Please start any new threads on our new site at https://forums.sqlteam.com. We've got lots of great SQL Server experts to answer whatever question you can come up with.

 All Forums
 General SQL Server Forums
 Script Library
 Levenshtein Edit Distance Algorithm

Author  Topic 

Arnold Fribble
Yak-finder General

1961 Posts

Posted - 2005-06-24 : 09:52:40
See here www.merriampark.com/ld.htm for information about the algorithm. This page has a link ([url]http://www.merriampark.com/ldtsql.htm[/url]) to a T-SQL implementation by Joseph Gama: unfortunately, that function doesn't work. There is a debugged version in the also-referenced package of TSQL functions ([url]http://www.planet-source-code.com/vb/scripts/ShowCode.asp?txtCodeId=502&lngWId=5[/url]), but this still has the fundamental problem that it only works on pairs of strings up to 49 characters.


CREATE FUNCTION edit_distance(@s1 nvarchar(3999), @s2 nvarchar(3999))
RETURNS int
AS
BEGIN
DECLARE @s1_len int, @s2_len int, @i int, @j int, @s1_char nchar, @c int, @c_temp int,
@cv0 varbinary(8000), @cv1 varbinary(8000)
SELECT @s1_len = LEN(@s1), @s2_len = LEN(@s2), @cv1 = 0x0000, @j = 1, @i = 1, @c = 0
WHILE @j <= @s2_len
SELECT @cv1 = @cv1 + CAST(@j AS binary(2)), @j = @j + 1
WHILE @i <= @s1_len
BEGIN
SELECT @s1_char = SUBSTRING(@s1, @i, 1), @c = @i, @cv0 = CAST(@i AS binary(2)), @j = 1
WHILE @j <= @s2_len
BEGIN
SET @c = @c + 1
SET @c_temp = CAST(SUBSTRING(@cv1, @j+@j-1, 2) AS int) +
CASE WHEN @s1_char = SUBSTRING(@s2, @j, 1) THEN 0 ELSE 1 END
IF @c > @c_temp SET @c = @c_temp
SET @c_temp = CAST(SUBSTRING(@cv1, @j+@j+1, 2) AS int)+1
IF @c > @c_temp SET @c = @c_temp
SELECT @cv0 = @cv0 + CAST(@c AS binary(2)), @j = @j + 1
END
SELECT @cv1 = @cv0, @i = @i + 1
END
RETURN @c
END

Seventhnight
Master Smack Fu Yak Hacker

2878 Posts

Posted - 2005-06-24 : 11:13:52
speed :
Select admin.dbo.edit_distance(replicate('abcdefghij',399),replicate('abcdefghij',399)) took 1:19 to run and return 0

Select admin.dbo.edit_distance(replicate('abcdefghij',399),replicate('zabcdefghi',399))
took 1:14 to run and return 400 (correct)


Corey

Co-worker on The Wizard of Oz "...those three midgets that came out and danced, the freaked me out when I was little. But they are ok now."
Go to Top of Page

Arnold Fribble
Yak-finder General

1961 Posts

Posted - 2005-06-24 : 11:51:42
I didn't say it was fast for big strings, just that it worked!
Actually, the reason I posted it this week was that the old version used a temporary table (i,j,cost) and that was ludicrously slow even on short strings, so I rewrote it.

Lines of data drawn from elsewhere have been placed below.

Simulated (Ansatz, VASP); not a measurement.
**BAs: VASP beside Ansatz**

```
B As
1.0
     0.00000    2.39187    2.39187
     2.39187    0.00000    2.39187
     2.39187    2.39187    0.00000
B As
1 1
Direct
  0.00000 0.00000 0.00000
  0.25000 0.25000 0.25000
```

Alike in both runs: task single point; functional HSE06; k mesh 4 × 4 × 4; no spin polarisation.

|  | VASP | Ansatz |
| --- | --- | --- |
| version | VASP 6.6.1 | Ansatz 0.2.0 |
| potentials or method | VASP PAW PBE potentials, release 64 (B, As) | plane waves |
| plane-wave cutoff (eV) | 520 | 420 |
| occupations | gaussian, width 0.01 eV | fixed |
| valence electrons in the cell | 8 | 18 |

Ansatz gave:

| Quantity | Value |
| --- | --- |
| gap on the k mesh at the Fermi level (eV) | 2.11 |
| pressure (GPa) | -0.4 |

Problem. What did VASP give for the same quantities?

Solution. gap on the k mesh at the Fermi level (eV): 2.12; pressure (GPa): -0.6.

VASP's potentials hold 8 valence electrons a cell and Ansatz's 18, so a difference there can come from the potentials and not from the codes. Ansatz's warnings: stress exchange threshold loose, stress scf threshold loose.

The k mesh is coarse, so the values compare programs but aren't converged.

Any ideas on how to make it faster, though, would be handy. Though I don't think any simple changes are going to make it asymptotically better than O(m*n)
Go to Top of Page

Seventhnight
Master Smack Fu Yak Hacker

2878 Posts

Posted - 2005-06-24 : 11:53:03
i'm thinking

Corey

Co-worker on The Wizard of Oz "...those three midgets that came out and danced, the freaked me out when I was little. But they are ok now."
Go to Top of Page

Michael Valentine Jones
Yak DBA Kernel (pronounced Colonel)

7020 Posts

Posted - 2005-06-24 : 12:09:41
Anyone have an example of an application you would use this for?

CODO ERGO SUM
Go to Top of Page

Arnold Fribble
Yak-finder General

1961 Posts

Posted - 2005-06-24 : 12:17:24
In my case, I'd been supplied with a table of 14500 GPs (primary care doctors). About 1200 of those, the name in that table didn't match the name in the national table (about 45000 rows) (joining on national GP id). Sorting the mismatches by edit distance I could quickly see what sort of differences there were -- most of them were one or two character differences.
Go to Top of Page

SamC
White Water Yakist

3467 Posts

Posted - 2005-06-24 : 14:07:22
quote:
Originally posted by Michael Valentine Jones

Anyone have an example of an application you would use this for?
You may have already seen the reader challenge I posted using this function.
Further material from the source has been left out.